When you are working at a firm for a fixed salary, filing tax returns can pose a problem if you have engaged yourself in playing in the stock market. There are two ways you can file your return, either by using the ITR-2 forms or by using the ITR-3 forms; it depends on the instrument and the frequency of trade and volume. The ITR-2 forms are for a salaried person with no business endeavor and the ITR-3 forms are for income from both business and salaried profession. However for Income Tax Returns for assessment years prior to Ay1718, ITR 4 is to be used
Which Income Tax Return form is to be used for declaring Income from Trading in Shares, Future and Options etc
“The Key Question to be decided before selecting the form is that whether the Trading in Shares was in Nature of Investment or as Business of Trading”
If you have no idea and are completely unattached with the financial world, this may get a bit confusing for you, so we are going to help you by providing some elaborations:
If the Delivery of shares is taken and the assessee makes some capital gains after holding the shares, Use ITR 2
- Suppose a person is a bank employee who also trades in stocks. He trades as per the stock price and doesn’t have a fixed income from the trading. If he has taken on the delivery of the stocks, then he should file for ITR-2 forms, where he should show the gains and the loses he made through the trading. If the trader’s portfolio is completely delivery based, then, he has a better chance in convincing that his play was mainly for investment purposes rather than business purposes.
In Case no delivery of shares is taken and the objective was only to dabble in shares to make some trading Profit–
- Having said this, if the trader went long or short on stocks and opt for not taking the delivery, his trading will be classified as income from speculative business purposes and he will then have to file an ITR-3 form. An ITR-3 form will in turn allow him to claim expenses related to his business. If he owns a car or a computer, he can claim depreciation value on them, if he can prove that he ahs used these items for his business. Everything is good until he make losses. If he does make any loss and try to claim them, then he will have to maintain books of his accounts and will have to get them audited by a chartered accountant.
If you are a salaried professional and also playing in the stock market, both delivery and speculative trading (both of the above mentioned two), then things get a bit complicated. You will have to split your portfolio into ‘investments’ and ‘stock-in-trade’ (non-delivery based). The rules will vary accordingly. You can contact your income tax advisor to get more details on them.
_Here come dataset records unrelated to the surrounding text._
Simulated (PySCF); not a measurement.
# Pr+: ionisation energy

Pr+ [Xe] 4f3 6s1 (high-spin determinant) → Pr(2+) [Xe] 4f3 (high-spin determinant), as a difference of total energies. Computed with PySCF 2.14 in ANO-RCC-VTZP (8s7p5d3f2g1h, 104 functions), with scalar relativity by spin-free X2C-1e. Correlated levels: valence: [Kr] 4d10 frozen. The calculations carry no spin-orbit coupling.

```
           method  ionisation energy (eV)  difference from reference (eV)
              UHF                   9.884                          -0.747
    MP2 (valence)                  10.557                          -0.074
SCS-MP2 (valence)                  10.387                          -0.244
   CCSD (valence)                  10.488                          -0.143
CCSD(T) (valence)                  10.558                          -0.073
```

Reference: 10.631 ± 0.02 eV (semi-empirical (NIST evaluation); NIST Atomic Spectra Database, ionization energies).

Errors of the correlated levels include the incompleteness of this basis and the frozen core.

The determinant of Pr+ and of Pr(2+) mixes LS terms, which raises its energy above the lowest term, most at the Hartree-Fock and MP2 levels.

Remember to get Tax Audit done if the turnover in shares exceeds threshold limit- else be prepared to face huge penalty
The Share Broking forms allow huge credit against the margin deposited and thus generally the investor may end up trading heavy volumes, much beyond the investment made. In case the turnover in shares exceeds the threshold limit of turnover over which tax audit is to be done (Rs 2 Crore for Fy 1617-Ay1718) then it is mandatory for assessee to get Tax Audit got done to escape the penalty for not getting tax audit done
While you are playing in the stock market, pundits advice that, it is better not to claim for losses if the salaried professional, who does not trade regularly in F&O or intraday, has incurred a loss less than Rs. 30,000. So, it will be better for you to file an ITR-2 form. The compliance costs are generally high as the auditors wipes out around Rs. 20,000 – Rs. 30,000 from the gains that you have made. If you have made small gains then you are allowed to enlist them as income from other sources.